The results of our organic growth efforts speak for themselves. The inventory of these opportunities continues to expand. We believe we are close completing a couple of new bolt-ons in California in addition to testing a property we acquired earlier in the year adjacent to our North Midway-Sunset assets. Our pipeline of asset and strategic M&A opportunities is also a keen focus of our business development effort.
Looking ahead, we remain committed to our plan and our open and transparent communication with investors. We look forward to continued value creation and growth rates in the mid-teens for years to come. Gary is going to introduce our 2019 guidance, which I'll come back to in the final remarks.
In conclusion, it was an action-packed and game-changing 19 months for the new Berry since its creation in March 2017, and we look forward to continued success. Since our last call, we demonstrated daily that we can execute our plan and create value through the cycle. We have a deep portfolio of development and growth projects in our bullpen that we can and do draw from to manage our development program and growth expectations.
I am thrilled that the entrepreneurial spirit, along with the leadership and accountability now ingrained within the new Berry, is bearing fruit. We continue to demonstrate excellence in planned execution through flexibility, quick decision-making, planning and learning from the results. A very simple and effective plan in line with my overall vision for the company.
These are exciting times at Berry, and we are extremely excited to have you join us on this journey.
Now I'll turn it over to Cary, our COO.
Gary A. Grove - Executive VP & COO
Thanks, Trem, and good morning, everyone. Production sales for the third quarter were 27,400 barrels of oil equivalent per day, comprising 81% oil, 17% gas and 2% NGLs. This is sequentially up 3% from 26,500 BOE a day in the second quarter, primarily due to results of our capital development activity and inventory impacts in Utah.
Inventory sales in Utah averaged 300 barrels of oil per day during the quarter. As a reminder, some acute refining conditions required us to build inventory over the last few months. Those conditions lessened in the quarter, and we were able to reduce that stored crude build.
Adjusting for inventory sales changes, production averaged 27,100 BOE a day during the quarter versus 26,800 BOE a day in the second quarter, a sequential 1% increase. However, the effect of our recent capital activity began to truly show up in September as well as when brought online on our Thermal Diatomite and Sandstone areas. The production rate for September averaged 28,200 BOE a day, which is a 5% increase over second quarter production after both are adjusted for the impact of inventory changes.
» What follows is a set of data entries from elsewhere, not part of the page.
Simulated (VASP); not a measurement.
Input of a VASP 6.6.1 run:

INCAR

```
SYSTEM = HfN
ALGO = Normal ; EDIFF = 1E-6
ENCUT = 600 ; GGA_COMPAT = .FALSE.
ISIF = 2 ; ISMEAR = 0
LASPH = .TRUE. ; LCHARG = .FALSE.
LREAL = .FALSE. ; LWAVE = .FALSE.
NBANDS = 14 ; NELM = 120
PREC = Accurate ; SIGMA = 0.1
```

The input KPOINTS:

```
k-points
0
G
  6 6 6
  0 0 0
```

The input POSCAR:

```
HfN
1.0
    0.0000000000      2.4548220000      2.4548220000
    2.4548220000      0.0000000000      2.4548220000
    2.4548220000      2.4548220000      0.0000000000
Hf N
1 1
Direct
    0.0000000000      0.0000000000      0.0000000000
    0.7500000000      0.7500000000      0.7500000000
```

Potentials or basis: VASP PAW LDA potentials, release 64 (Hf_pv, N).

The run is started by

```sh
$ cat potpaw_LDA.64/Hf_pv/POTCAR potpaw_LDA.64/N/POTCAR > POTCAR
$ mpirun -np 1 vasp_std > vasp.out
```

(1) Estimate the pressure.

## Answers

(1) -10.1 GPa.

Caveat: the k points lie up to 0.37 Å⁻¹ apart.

Of the third quarter production rate of 27,400 BOE a day, 19,500 BOE a day came from California, 5,100 BOE a day from Utah and 2,700 BOE a day from Colorado and Texas. We continue to have 3 rigs running in California during the quarter, resulting in total company capital expenditures of $40 million compared to $39 million for the second quarter, with approximately 90% of our capital being spent in California. Production in the state increased 4% sequentially over the second quarter, while the September rate of 20,300 BOE a day represented an 8% increase over the second quarter production rate of 18,800 BOE a day.
Also again of note, California is 100% oil production. We drilled 68 wells in the quarter versus 58 wells in the second quarter, bringing our year-to-date count to 156 wells drilled. We plan to keep 3 rigs running continually in California through the remainder of the year and 1 rig in Utah to drill a few more vertical producers. We expect to exit the year between 230 and 250 total wells drilled, including 40 wells that we plan to complete next year, which I'll discuss in a moment.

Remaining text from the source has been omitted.